Generate Real Estate Synthetic Data in Python
Real estate data has patterns that random generation misses: home prices follow a lognormal distribution with a heavy right tail (the $1M+ tier), days-on-market is lognormal with a median around 23 days, and agent ratings cluster toward 4–5 stars due to platform selection effects. Misata generates a three-table real estate dataset — agents, properties, and transactions — where these distributions are built in and FK relationships are always valid.
import misata
tables = misata.generate("A real estate agency with 500 properties and 50 agents", rows=500, seed=42)
print(list(tables.keys())) # ['agents', 'properties', 'transactions']
print(tables["properties"][["price", "bedrooms", "status"]].describe())
What Misata generates
Three tables: agents (who manage listings), properties (listed inventory), and transactions (closed sales). Every property references a valid agent; every transaction references a valid property.
Tables and columns
| Table | Key columns |
|---|---|
agents |
agent_id, name, email, agency, rating, listings_sold, years_experience |
properties |
property_id, agent_id, address, city, state, price, bedrooms, bathrooms, sqft, listing_date, status |
transactions |
transaction_id, property_id, buyer_name, sale_price, close_date, commission_rate, days_on_market |
Realistic distributions
- Home prices lognormal with US median ~$410k — realistic heavy right tail for luxury properties
- Days on market lognormal with median ~23 days — fast movers and long-stale listings both present
- Agent ratings beta-distributed toward 4–5 stars — reflecting real platform rating dynamics
- ~60% of listings close — remainder are active, expired, or withdrawn
sqftandpriceare correlated — larger properties cost more
Quick start
import misata
tables = misata.generate("A real estate agency with 500 properties and 50 agents", rows=500, seed=42)
# Price distribution
print(tables["properties"]["price"].describe())

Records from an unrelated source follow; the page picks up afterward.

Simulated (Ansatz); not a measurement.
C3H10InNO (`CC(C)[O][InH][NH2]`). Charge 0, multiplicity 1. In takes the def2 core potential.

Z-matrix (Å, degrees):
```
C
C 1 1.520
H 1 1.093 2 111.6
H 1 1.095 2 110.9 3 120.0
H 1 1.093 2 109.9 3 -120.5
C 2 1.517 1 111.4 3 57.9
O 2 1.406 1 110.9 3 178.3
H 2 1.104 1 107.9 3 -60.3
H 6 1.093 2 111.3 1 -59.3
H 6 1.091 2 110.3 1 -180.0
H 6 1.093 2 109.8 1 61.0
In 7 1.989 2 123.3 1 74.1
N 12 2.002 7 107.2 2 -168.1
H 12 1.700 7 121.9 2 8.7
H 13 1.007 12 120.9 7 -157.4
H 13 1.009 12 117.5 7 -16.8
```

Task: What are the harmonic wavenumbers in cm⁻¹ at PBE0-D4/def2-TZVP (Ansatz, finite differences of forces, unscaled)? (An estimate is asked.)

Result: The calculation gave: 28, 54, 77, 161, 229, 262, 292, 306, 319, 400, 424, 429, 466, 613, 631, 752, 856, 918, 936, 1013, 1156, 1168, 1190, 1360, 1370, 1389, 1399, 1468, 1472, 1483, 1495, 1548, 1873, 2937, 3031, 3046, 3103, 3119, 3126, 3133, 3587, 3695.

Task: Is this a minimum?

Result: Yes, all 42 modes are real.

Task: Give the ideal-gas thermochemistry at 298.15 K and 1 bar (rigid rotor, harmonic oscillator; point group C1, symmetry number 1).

# Listing status breakdown
print(tables["properties"]["status"].value_counts())
# Commission revenue
transactions = tables["transactions"]
transactions["commission"] = transactions["sale_price"] * transactions["commission_rate"]
print(f"Total commission revenue: ${transactions['commission'].sum():,.0f}")
Common use cases
- MLS / property search platform development — seed a test database with listings across price tiers and bedroom counts for search, filter, and sort testing
- AVMs (automated valuation models) — generate training data with realistic price, sqft, bedrooms, and location features for regression model development
- Agent performance analytics — build conversion rate, average days-on-market, and commission dashboards on realistic agent histories
- CRM for real estate agents — test lead management and listing pipeline workflows with realistic property and transaction data
- Proptech demo environments — replace real MLS data exports with synthetic equivalents for vendor demos and investor presentations
- Market report generation — validate report templates and calculations against a full year of synthetic transaction data
Advanced: market cycle narrative
tables = misata.generate(
"Real estate market with rising prices through mid-year, rate hike slowdown in Q3, "
"slight recovery in Q4",
rows=1000,
seed=42,
)
Advanced: locale-aware generation
# UK property market — GBP pricing, British address format, UK cities
tables = misata.generate("UK estate agency with 300 properties in London and Manchester", rows=300)
# Australian market — AUD pricing, Australian cities, state codes
tables = misata.generate("Australian real estate agency with 400 properties", rows=400)
Advanced: quality-guaranteed generation
tables = misata.generate(
"Real estate market with 500 listings",
min_quality_score=85,
smart_correlations=True, # auto-adds sqft↔price, bedrooms↔price correlations
rows=500,
seed=42,
)